There are three grocery stores nearby my place, one is cheap and skimp on style the way I imagine most Soviet supermarkets were like, another pretends to be economical but slams you in the end, and the third is somewhere in the middle of the road and I like that but it’s also a little further away. Today I chose the second one because I needed some powdered sugar and it was the closest by. The Socialist-state one is across the street and when I am feeling frugal I head for there, but it usually means waiting in a long line because the policy is that they never open more than one cash register at a time. It’s always been like that and it’s funny because they have at least three. They never operate them at the same time and it’s funny too because there are plemty of workers moving around. They like to open boxes at that store. Lots of boxes and that means I have to put up with cashiers who have been ired for their extremely laid-back work technique.
That’s why I chose the other, but I might as well have been in the Socialist-state one because there was a line there as long as the ones I remember for getting gas back in the 1970s. They were dreadful and yet I can’t really explain why that happened. There was an explanation for this line: there were simply too many people trying to buy at the same time, as is usually the case just before lunchtime, and not enough workers to service them. The store has a policy which is written proudly in big letters that the minute more than three people in line they will open another cash register. In the soviet-store from across the street, such a guarantee would provoke a hearty laugh since the only time a new cashier comes in it’s to close the first one, which they do with a chain and a well-articulated “I’m closed”.
On this occasion there were approximately 25 people in line meaning they would have had to open eight registers which, of course, they did not have. Signs of desperation appeared on the faces of the customers and I joined along just enjoy the feeling of being a part of a larger group representing general dissatisfaction. Eventually they activated another but the numbers continued to pile up behind us. My daughter and I were are that point where we could sense we were coming to the end of the road but unsure of when that would exactly occur since the variables such as credit cards, coupons and lost bar codes could prolong the agony. I did a recount and determined another five cashiers would be needed to come to the rescue for the store to comply with its promise but at that moment I would have been satisfied with just one more. That one came, from the far left. A voice called the customers over.
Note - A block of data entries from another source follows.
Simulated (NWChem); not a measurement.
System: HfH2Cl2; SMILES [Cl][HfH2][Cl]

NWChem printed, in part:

Here’s where solidarity kind of falls apart. I jumped on the offer and headed right for the conveyor belt and we ended up being first in line. In a sense, we cut in line because there were about four others ahead of us who were sliding off to the first two and had entered the point of no return where to give up their positions in the queue would have meant relinquishing their time and effort up until that point. Even though they would have reached their destination earlier, what could be said for their time and devotion?